Paytm Mall, owned by Paytm Ecommerce is working with retailers and brands to become their technology partner and enable to set up online stores.
Paytm Mall says that it has been interacting with offline retailers to understand competition from online retailers and challenges that come with it. Based on the feedback, it has introduced a ‘Retailer Inclusion Programme’ with the vision to support and empower these shopkeepers to challenge large monolithic online retailers.
Under this programme, the company will invest $5 million and has set up a dedicated team of 500 personnel to address the unique needs of these retailers.

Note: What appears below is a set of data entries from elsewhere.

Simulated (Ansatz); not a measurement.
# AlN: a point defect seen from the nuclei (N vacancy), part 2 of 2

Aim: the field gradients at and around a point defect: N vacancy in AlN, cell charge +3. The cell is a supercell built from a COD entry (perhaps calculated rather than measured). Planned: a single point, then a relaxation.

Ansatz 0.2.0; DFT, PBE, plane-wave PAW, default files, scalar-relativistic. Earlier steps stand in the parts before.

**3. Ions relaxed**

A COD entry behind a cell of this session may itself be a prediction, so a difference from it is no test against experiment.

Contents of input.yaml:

This team acts as a direct link between the company and its partner retailers, who meet them on a regular basis to receive their feedback, understand their challenges and offer necessary support for their growth. They are also conducting ‘choupal’ and acting as an active partner in their development.
According to a statement by the company, this technology allows shopkeepers generate additional sales through the Paytm Mall platform to increase their business. Paytm claims that it is also playing a critical role in the lives of these retail partners, helping them to enhance their retail potential.
“India does not need one large e-retailer, it needs millions of e-retailers. We invite shopkeepers and brands looking to build technology-integrated businesses to partner with us. We will continue engaging with our partnered retailers to build our inclusion programme and enhance their businesses. This will create new jobs and further support our nation,” says Amit Sinha, COO, Paytm Mall said.
Paytm Mall has been working with shopkeepers to digitize their catalogues and opening their stores on its malls. This also makes their shops QR Code-enabled.
It has also extended logistics support and GST training to equip these retailers for the current business landscape.
The company says that it will also facilitate access to working capital loans, a major pain-point for every small retailer and play a critical role in their growth plans.